A Different Booklist doesn’t have curtains, and its windows run from sidewalk to ceiling.  So, when royalty arrives at the cultural centre, the audience ends up ghosting the cars, the streetcars and pedestrians where Bathurst and Bloor converge.

People stopped and starred back! What they saw was two women sitting in front of a microphone with their back to the street.  The people sitting in the chairs didn’t care about what was going on outside, it was the speakers their eyes were fixed upon.

Royalty indeed had come to Toronto’s multicultural bookstore (specializing in books from the African & Caribbean Diaspora).  Prince Harry and Meghan?  No, but they did figure into the evening event.

This was royalty from the Mandela's New South Africa days.  Nompumelelo 'Mungi' Ngomane ( pictured), the granddaughter of anti-apartheid activist and Noble Peace Prize winner Bishop Desmond Tutu had just arrived from the airport and was talking with a CBC radio host about Ubuntu.


A year in the writing, Mungi’s book Everyday Ubuntu: Living Better Together, the African Way, is now available in Canada. Her hardcover book is an introduction to Ubuntu, the Southern African philosophy that celebrates the universal human bond. It is a personal guide filled with lessons on how to live harmoniously with all people.

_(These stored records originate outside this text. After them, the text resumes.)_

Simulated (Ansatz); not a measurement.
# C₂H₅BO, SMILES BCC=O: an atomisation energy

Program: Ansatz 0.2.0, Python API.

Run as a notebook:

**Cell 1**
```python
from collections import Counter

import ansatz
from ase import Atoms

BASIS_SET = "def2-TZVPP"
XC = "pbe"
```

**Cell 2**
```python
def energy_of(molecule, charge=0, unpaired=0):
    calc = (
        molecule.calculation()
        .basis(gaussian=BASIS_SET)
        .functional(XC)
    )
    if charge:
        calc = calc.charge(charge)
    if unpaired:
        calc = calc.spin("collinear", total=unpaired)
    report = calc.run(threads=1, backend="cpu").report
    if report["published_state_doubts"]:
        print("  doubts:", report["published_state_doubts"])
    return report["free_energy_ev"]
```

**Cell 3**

After a round of homemade corn soup, Mungi sat down beside CBC radio host (Fresh Air) Nana aba Duncan (pictured at right), to talk about the book, her life and yes, a little bit about Harry and Meghan.

“ Ubuntu is about harmony,” the 27-year author said to Nana aba Duncan. “ It gets you from day to day. Every day is a new day.”

Archbishop Desmond Tutu describes this philosophy as the cornerstone of the new South Africa. ‘’A person is a person through other persons.  In this way we can utilize the philosophical theory of ‘’othering’’ to help explain Ubuntu”.

“ I didn’t want this book to be about my grandfather, I wanted it to be my words,” she told the audience. There are no pictures of the bishop in the book, however, he did write the introduction to the publication’s 14 lessons (there are 14 acts in the South African constitution).

When Prince Harry and Meghan Merkle were in South Africa last September the princess gave a speech that cites Ubuntu.  To a wildly cheering crowd ““I am here with you, and I am here for you and I thank you so much for showing my husband and I the spirit of Ubuntu.”

When the couple met with Desmond Tutu the next day,  the couple was photographed looking at their copy of  Everyday Ubuntu. 'Mungi' Ngomane made a point of telling her Toronto audience that it was her aunt not the Bishop who gave the Royal couple the book.

Fast forward to Monday.  The Washington Post ran a huge story, based on a news item from last week’s UK Daily News that asks if  Ubuntu  “might it have influenced Meghan and Prince Harry’s Megxit?”

Harry and Meghan did get a cheer from the  ticket holders, but, it was Trump who was talked about at length with distain  by Mungi.

As  an American citizen currently based in Atlanta it appears that her concern about the US political scene is her biggest test in following the Ubuntu lesson of respecting  those that you disagree with.

Monday night’s event was  the first fundraiser for  A Different Booklist’s campaign to build a large cultural centre across the street in the construction site that was once Honest Ed’s.